After driving through the wide open spaces of the West, and the back roads of the South, Asheville felt like a big city. What felt like hordes of people strolled the sidewalks of the downtown this morning: young white guys with blonde dreadlocks, young white women in tank tops with elaborate tattoos on their muscular arms, trim gray-haired men (both white and black) in pastel-colored polyester-cotton blend polo shirts, three generations of a South Asian family with two little boys running around and getting into mischief, a young white guy with a long beard wearing schlubby shorts talking to a nattily dressed young black man with a guitar over his shoulder, two aging white hippies solemnly singing protest songs outside a bookstore, two young people sitting on the curb singing ecstatically at the tops of their lungs while one of them whanged at a guitar, a white mom talking with adult respect to her teenaged mixed-race daughters, a man who looked like he lived on the street sitting on a low wall and staring intently at something across the street, a small group of slightly overweight white guys in plaid shirts, two well-dressed attractive young women, one white and one black, laughing and talking to each other and ignoring young men, a family sitting in a restaurant all of whom shared the same face: blank and almost sullen in repose but as soon as they started talking animated and lit from within with humor and warmth. I heard plenty of Southern drawls, but also New York accents, midwestern accents, Appalachian twang, and more. I think I encountered more diversity of race and socio-economic status in one hour than we’ve encountered since we left the Bay Area. It left me feeling a little breathless.

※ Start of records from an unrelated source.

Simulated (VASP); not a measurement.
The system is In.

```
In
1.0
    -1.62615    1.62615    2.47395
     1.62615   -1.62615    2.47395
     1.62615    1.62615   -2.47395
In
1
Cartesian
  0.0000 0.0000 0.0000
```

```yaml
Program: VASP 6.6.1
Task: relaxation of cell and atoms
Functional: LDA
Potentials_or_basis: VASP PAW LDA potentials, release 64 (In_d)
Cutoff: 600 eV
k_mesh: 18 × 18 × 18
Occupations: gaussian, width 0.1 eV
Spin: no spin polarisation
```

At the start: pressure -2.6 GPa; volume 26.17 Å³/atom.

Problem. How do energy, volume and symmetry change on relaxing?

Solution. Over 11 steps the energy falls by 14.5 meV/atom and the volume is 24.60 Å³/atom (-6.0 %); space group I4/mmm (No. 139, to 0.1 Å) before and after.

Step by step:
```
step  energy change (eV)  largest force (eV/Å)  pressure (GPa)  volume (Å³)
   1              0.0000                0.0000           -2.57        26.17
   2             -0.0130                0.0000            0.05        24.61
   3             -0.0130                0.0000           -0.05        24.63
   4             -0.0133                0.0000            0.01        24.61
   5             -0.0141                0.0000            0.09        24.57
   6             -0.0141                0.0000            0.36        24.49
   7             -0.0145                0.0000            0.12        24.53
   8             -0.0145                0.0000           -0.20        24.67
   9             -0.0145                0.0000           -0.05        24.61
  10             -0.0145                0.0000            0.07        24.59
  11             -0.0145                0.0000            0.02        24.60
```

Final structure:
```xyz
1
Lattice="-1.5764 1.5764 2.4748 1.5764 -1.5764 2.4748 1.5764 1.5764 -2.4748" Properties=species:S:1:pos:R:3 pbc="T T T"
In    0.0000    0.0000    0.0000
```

Carol went off to Weaverville to meet with her co-author. I walked over to see the Thomas Wolfe Memorial: a wood framed clapboarded house, immaculately maintained with bright yellow paint and tasteful signage, on a tiny lot, surrounded by high rise apartment buildings on two sides, and a modern interpretation center behind it: the epitome of Asheville, I thought, the museumification of the past and the gentrification and corporatization of the present. At least in Asheville they museumify the past; in Silicon Valley, they forget the past in the hunger for the ideal future that everyone is betting is just around the corner. I took several photos of the Thomas Wolfe Memorial, but it was closed so I didn’t go in.
I walked a little further and there was the Buncombe County Court House, an imposing building some fifteen or more stories high. Judging by the size of the courthouse, Buncombe County must be a county of some importance.
I wanted to do some writing and research today, so I kept walking until I found a cafe with wifi. There are lots of cafes in Asheville; the city is full of Cultural Creatives, and Cultural Creatives like their cafes. I walked past a number cafes in the busy downtown, but some of them didn’t have wifi, two were devoted to chocolate and so could not be taken seriously, and some of them didn’t have any open tables. Finally I cam to the Pennycup Cafe, which had open tables, fast free wifi, and really good coffee. I spent three blissful hours writing until it was time for Carol to pick me up.
We drove north towards Marion, Virginia. Carol pulled over into a rest area to use the bathroom. I put on my shoes and stumbled out of the car, tired and a little cranky, following her towards the bathrooms. Right in front of the bathrooms, she was engaged in animated conversation with a talkative woman in a bright blue shirt. The woman asked me if I were a college professor, and I said no, just a youth pastor. She walked around me, noticed the ponytail, nodded (doesn’t every male youth pastor have either a pony tail or a beard?), then told us all about how she was excited because God had led her to a house up in West Virginia which she and her husband had just bought, after thinking they would stay living where they were now forever. Then she dived into a discussion of religion. Her nephew was a youth pastor, and did I know so-and-so on something-or-other radio? And when I said I did not, she said, How could I be a youth pastor and not know about so-and-so? (I didn’t tell her that after twenty years in the business I don’t waste time on high-profile self-proclaimed experts on youth ministry, unless they are actually directly engaged in face-to-face youth ministry themselves right now, which none of the high-profile ones are.) Carol had to explain that I was a Unitarian Universalist; no, not a Moonie, a Unitarian; then I had to explain what that was; she seemed to approve of the idea of universal salvation.
I really did have to go to the bathroom, and when I came out, she was still talking to Carol, in her sweet Southern mountains accent. She and Carol were talking politics. Carol wanted to know who she was going to vote for; she said Ben Carson. Carol asked, What about Hillary Clinton? She said, in more politely colorful terms than I can put it here, that Hillary Clinton should be in jail. She went further and said — and in this I think she is accurate — that Donald Trump isn’t running for president. Well, he isn’t, is he? He is just putting on a big show, and we’re all enjoying it. “Ben Carson is still on the ballot in West Virginia,” she said, adamant that she will vote for him.
There was much more in the conversation than I can report here. We got in the car, and she was still talking, her husband quietly trying to get her to get back into their car so they could continue driving. As we drove off, Carol remarked that talking to her was refreshing: she had a unique way of seeing things, and of expressing herself. I agreed with Carol; but the women an the bright blue shirt left me feeling a little breathless, just as downtown Asheville had done.
Asheville or some part does take its chocolate seriously it seems (quick web search) with a concern for fair trade and sustainability in at least one of the businesses (running two of the shops you probably saw). Chocolate has a family connection for me since several generations of ancestors were in the business (late 1700s until late 1800s) of making and selling chocolate (first as a drink and later for eating); apparently for Quakers then it was considered more appropriate than a brewery (issues of fair trade were a bit later).